Timing, it can not be overstated, is everything. You want to sell something, you want to sell when demand is high. You don't want to be ambling the greater Yorktown area in late 1781 peddling King George commemorative medallions, y'know? So on some level you have to wonder how fortuitous a month October 2007 was for the Mets to put on sale…bricks!

One assumes the timing was meant to be spot on; with the Mets marching through October to greater glory, why wouldn't fans flush with pennant fever want to take advantage of the following offer?

The Citi Field Fanwalk is where Mets fans can become a permanent part of Citi Field through the purchase of individual engraved bricks surrounding the main entry of Citi Field. Fans will be able to recognize their family, friends and favorite Mets moments through lasting tributes engraved directly onto the bricks of the plaza outside of the Jackie Robinson Rotunda.

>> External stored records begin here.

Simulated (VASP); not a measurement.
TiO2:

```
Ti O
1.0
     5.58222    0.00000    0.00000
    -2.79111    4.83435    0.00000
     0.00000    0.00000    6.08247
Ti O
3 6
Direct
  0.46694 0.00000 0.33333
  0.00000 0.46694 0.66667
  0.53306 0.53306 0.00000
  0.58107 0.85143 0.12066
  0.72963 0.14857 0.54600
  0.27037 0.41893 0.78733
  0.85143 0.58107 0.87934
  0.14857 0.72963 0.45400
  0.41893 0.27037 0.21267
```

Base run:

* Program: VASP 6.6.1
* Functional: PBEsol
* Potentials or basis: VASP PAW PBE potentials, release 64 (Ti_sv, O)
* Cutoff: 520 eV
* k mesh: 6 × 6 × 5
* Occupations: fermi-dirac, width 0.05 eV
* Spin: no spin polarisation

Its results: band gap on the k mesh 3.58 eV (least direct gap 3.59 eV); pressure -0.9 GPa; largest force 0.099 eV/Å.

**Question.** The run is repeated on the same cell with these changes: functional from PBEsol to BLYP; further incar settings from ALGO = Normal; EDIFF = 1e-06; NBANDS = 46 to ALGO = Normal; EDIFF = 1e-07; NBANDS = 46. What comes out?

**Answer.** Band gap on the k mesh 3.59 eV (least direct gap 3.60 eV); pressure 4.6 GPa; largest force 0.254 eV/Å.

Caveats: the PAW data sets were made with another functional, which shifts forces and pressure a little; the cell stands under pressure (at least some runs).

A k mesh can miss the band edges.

Obviously putting this sort of expensive “I am a Met, dammit!” trinket on sale shortly after the Mets themselves collapsed into a pile of bricks wasn't what whoever makes these decisions had in mind. If they could have seen what was coming, one imagines the offer would have been pushed up a few weeks, even a few crucial days:

The Tom Glavine Brick is perfect to fire or fling from any section of Shea Stadium should a passionless 300-game winner with the personality of a rock carry the immediate fate of your franchise in his hands come the season's final day and drop it so it smashes into a million little pieces before your team comes to bat. For a small surcharge, you can engrave a personal message of animosity to this poor excuse for a Met so he will be able to recognize exactly who disdains him and why.

But the Marketing Dept. wasn't nearly that creative.

As mets.com describes in detail, your brick, depending on how big it is and how much you want it to say, will cost you between $195 and $395 plus tax and a “convenience fee” of $5 to cover the replica brick you get for your very own home Fanwalk. What's convenient about that? Well, it certainly makes your wallet easier to tote around.

It's impossible to be party to a come-on like this and not roll your eyes. It's also impossible to consider it and think, “well, maybe if I move a few things around, I can find $200 for my brick.” Superfannisheness being what it is, who doesn't crave this ultimate in ÜberMet identification? Hey, I'm part of Citi Field! And not in the way Jimmy Hoffa is allegedly part of Giants Stadium! One of these days, the Mets are gonna walk all over me! As long as intimacy issues dictate that you're not going to be able to get inside Citi Field as often as you'd like*, the least you can do is be permanently outside it.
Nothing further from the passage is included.